Technorati released three new features recently: Filter By Authority, Favorites and Reading Lists/OPML for Blog Finder – and while they sure are nice they are also kinda lame.

Filter By Authority gives you on the result of a search a little slider, which lets you restrict the results to blogs with (any, a little, some, a lot) authority.

Favorites lets you add up to 50 Blogs and aggregates the recent entries of those. You also can restrict your searches to them.

Reading Lists/OPML for Blog Finder lets you subscribe (see the little button labeled ‘OPML’ at the bottom of the page) to the 20 most authorative blogs on any topic/tag (e.g.: web 2.0).

All three tools will help you, if you don’t use a feedreader (which is emulated by Favorites), if you want to eliminate noise (trading this against the risk of missing potentially interesting stuff which stayed under the radar of the popular blogs) or if you just want to read what most others are also reading on a topic.
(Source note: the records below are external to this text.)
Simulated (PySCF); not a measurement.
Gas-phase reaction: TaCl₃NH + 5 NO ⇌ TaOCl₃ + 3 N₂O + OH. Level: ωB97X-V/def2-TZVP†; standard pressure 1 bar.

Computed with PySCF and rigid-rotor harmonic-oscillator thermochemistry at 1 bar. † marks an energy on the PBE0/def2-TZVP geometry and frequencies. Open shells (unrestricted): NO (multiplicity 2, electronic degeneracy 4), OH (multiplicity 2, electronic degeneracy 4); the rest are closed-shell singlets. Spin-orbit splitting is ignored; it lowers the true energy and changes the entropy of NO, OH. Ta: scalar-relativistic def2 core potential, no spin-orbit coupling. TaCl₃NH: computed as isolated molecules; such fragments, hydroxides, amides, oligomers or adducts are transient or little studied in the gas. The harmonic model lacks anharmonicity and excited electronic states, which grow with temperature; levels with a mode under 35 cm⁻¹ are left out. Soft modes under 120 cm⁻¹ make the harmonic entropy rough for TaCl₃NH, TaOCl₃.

I wonder if this is really the best Technorati can come up with. They can access an ocean of data. They have indexed all blogs out there, they have all the links in between them and out, they’ve got all the tags, they do know a lot. The only thing they are exploiting is authority based on backlinks (which obviously is the best indicator for interestingness the industry has so far.)

If you are new to a subject, checking out the 20, 50, 100 most popular blogs definitively will give you a head start, but once you’ve checked them out, you’ll have picked your favorites and read them anyways (or not). There is no added value, if Technorati reinforces the visibility of those already visible. I’m really missing tools for digging in the longer end of the tail.